He's also helped fill the palettes of hundreds of students at Shaker Heights High School, where he is in his ninth year as a teacher. That's right: It turns out that this time, father did know best. It just took a few years for Whitely to feel comfortable with the idea of working with fledgling artists.
"There's a certain vulnerability that you have to protect and nurture in the classroom," he said last week, while waiting for students to arrive for portfolio class.
That nurturing begins with the classroom, which is actually a studio, filled with easels and art supplies and lit by special bulbs Whitely installed to make the light consistent all day. Student work fills shelves and space; along one wall, tender self-portraits gaze out in silent accord with Whitely's notion of vulnerability.
From this studio, dozens of students have gone on to study at prestigious art schools, winning places with portfolios they put together during Whitely's demanding senior-year seminar. One of his students was named a Presidential Scholar in 2008 and chose Whitely as the teacher who had the greatest influence on her. He went with her to the ceremonies in Washington, D.C.
In his four years as head of the art department, Whitely has reorganized things. "When I came here, the art classes looked more like filler play time," he said. "The whole curriculum wasn't done in a sequential way."
He added classes and restructured them into levels, so that beginners were no longer taking advanced classes. During school breaks, he has taken art students to Greece, Italy, Spain, France and Japan. "We kind of set this up as a mini college of art and design," he said.
It's all to prepare them for what they will find when they do get to a college of art and design. "I'm teaching them the way I wish I would have been taught," he said. "It's more artist to artist than teacher to student." In that spirit, he brings his own work in for them to critique and has let them work in his studio at home. Last summer, he taught a painting class there that many of his Shaker students took.
"I could live in that studio," said Arielle Wen, a senior headed to Columbus College of Art & Design. "It's like a house."
Whitely laughed. "Have you ever seen one of those movies about a serial killer, where they go into the basement, and all of a sudden you see all this stuff covering the walls, to show how obsessed they are?" he said. "That's the corner of my studio. That's my sketchbook. I just pin everything up and work from that."
His students, however, have to keep a real sketchbook, and in the portfolio class they produce 16 to 20 pieces through the year.
"I've worked so hard in this class," said Anna Oberfeld, who is going to Maryland Institute College of Art in Baltimore next year.
"He's very demanding," Wen said. "He's always saying, 'You can do better,' or 'You need to tweak it some more.' If I didn't have him pushing, I probably would have stopped by the wayside."

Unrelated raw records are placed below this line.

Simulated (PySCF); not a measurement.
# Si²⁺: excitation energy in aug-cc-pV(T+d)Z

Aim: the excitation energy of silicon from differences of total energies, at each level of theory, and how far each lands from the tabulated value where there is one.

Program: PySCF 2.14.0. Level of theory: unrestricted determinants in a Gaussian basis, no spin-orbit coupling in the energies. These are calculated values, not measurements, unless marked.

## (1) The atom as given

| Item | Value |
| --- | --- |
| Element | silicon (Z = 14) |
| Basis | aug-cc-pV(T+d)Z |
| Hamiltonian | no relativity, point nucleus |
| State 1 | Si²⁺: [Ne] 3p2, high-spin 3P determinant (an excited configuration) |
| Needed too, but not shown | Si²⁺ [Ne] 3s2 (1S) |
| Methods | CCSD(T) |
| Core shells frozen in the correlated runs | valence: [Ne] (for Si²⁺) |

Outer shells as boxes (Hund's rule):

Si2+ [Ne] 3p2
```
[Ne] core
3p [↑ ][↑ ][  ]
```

"I'm tough on them," Whitely said. "I know they have nicknames for me. Some I know. Some I don't want to know."
But they also have fun. Every year, Whitely dresses as a different artist for his faculty yearbook photo, with his students helping with makeup. This year, he was Andy Warhol, and the gallery on his wall includes Whitely as Frida Kahlo -- complete with uni-brow -- and Sister Wendy.
This week, Whitely is taking his students to yet another level, with the Shaker art department's first public group show. Students will curate and mount the show, "Art Exposed," opening Friday at Shaker Heights Public Library. Whitely expects to have more than 200 students participating, in jewelry, ceramics, painting and drawing, sculpture and mixed media. The opening, from 7 to 9 p.m., includes refreshments and music by a Shaker string quartet. The show will continue through Friday, May 28, at the main library, 16500 Van Aken Blvd., in Shaker Heights.